The truth is the Lakers are still the team at a deficit, not only in what they don't have on hand, but also what they stand to gain with Hibbert.
LA was an absolute joke defensively this year. They were second-to-last in defensive efficiency and many nights, they looked like they couldn't stop many college teams despite efforts on that end of the floor. They lacked any semblance of a defensive identity, which, compounded with a complete lack of an offensive identity, made the Lakers the basketball equivalent of latte foam -- tasteless, formless and forgettable.
With Hibbert, they will at least form an ID on one side of the court. The Pacers were still eighth last season in defensive efficiency, which is miraculous considering lengthy absences from Paul George, George Hill and the departure of Lance Stephenson. A lot of that has to be attributed to Hibbert, who is still an elite rim protector, no matter what other parts of his game may be lacking. He ranked in the top-4 in opponent field goal percentage at the rim, which is exactly what Los Angeles needs him for.
Moreover, the Lakers very much need to set the tone with their young players -- not just in that Hibbert could lead by example on that end of the floor, but in that they very badly need him to make up for what I expect to be ample defensive lapses. There's no amount of coaching that can stop Randle, Russell and Clarkson from getting dispirited when they blow an assignment and enforce bad habits down the road. With Hibbert, the youngsters will have a little more time to develop a defensive acumen and adjust to the pace of the NBA -- they won't be called upon to deliver immediately on that end.
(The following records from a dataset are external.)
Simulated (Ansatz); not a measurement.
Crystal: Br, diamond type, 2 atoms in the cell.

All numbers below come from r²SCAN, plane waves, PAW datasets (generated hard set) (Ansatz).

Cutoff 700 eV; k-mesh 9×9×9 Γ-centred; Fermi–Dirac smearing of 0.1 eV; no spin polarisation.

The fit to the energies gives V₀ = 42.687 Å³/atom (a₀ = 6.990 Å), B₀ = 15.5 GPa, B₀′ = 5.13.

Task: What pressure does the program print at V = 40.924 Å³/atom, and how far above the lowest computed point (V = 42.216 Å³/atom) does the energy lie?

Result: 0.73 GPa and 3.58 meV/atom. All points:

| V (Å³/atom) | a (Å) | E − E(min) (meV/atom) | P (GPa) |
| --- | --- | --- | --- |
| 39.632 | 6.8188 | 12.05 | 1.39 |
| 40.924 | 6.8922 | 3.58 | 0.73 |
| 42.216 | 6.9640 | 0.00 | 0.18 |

Most importantly, the Lakers need to start treating their on-court product not just as a device for rebuilding, but rather another lure to grab free agents. It's really no wonder that LA had a hard time recruiting free agents this year -- they absolutely sucked the past two years. They have a 37-year-old Hall of Famer literally on his last legs. They have three unproven rookies who have a royal blue pedigree but little actual on-court experience. The team is, again, formless on both ends of the floor, with little to sell free agents on besides the word of arguably the worst coach in the league and a much-maligned front office.
The Lakers need to not be a joke on the court anymore, at least on one end of the floor. Hibbert can help them get there. He is an experienced veteran in his prime, and a professional hard worker. The organization badly needed someone of his ilk and I'd rather have him starting for a year than say Kosta Kofous (a very good player, but not in Hibbert's neighborhood) for another four years.
Oddly enough, despite his one-year contract, I can see Hibbert contributing to the Lakers long-term even if he's not in the fold after 2016. He'll help the young players and move along a team that has no solid grasp on who they are. Giving up a second rounder is more than just a fair trade for the Lakers -- they may have very well won the deal.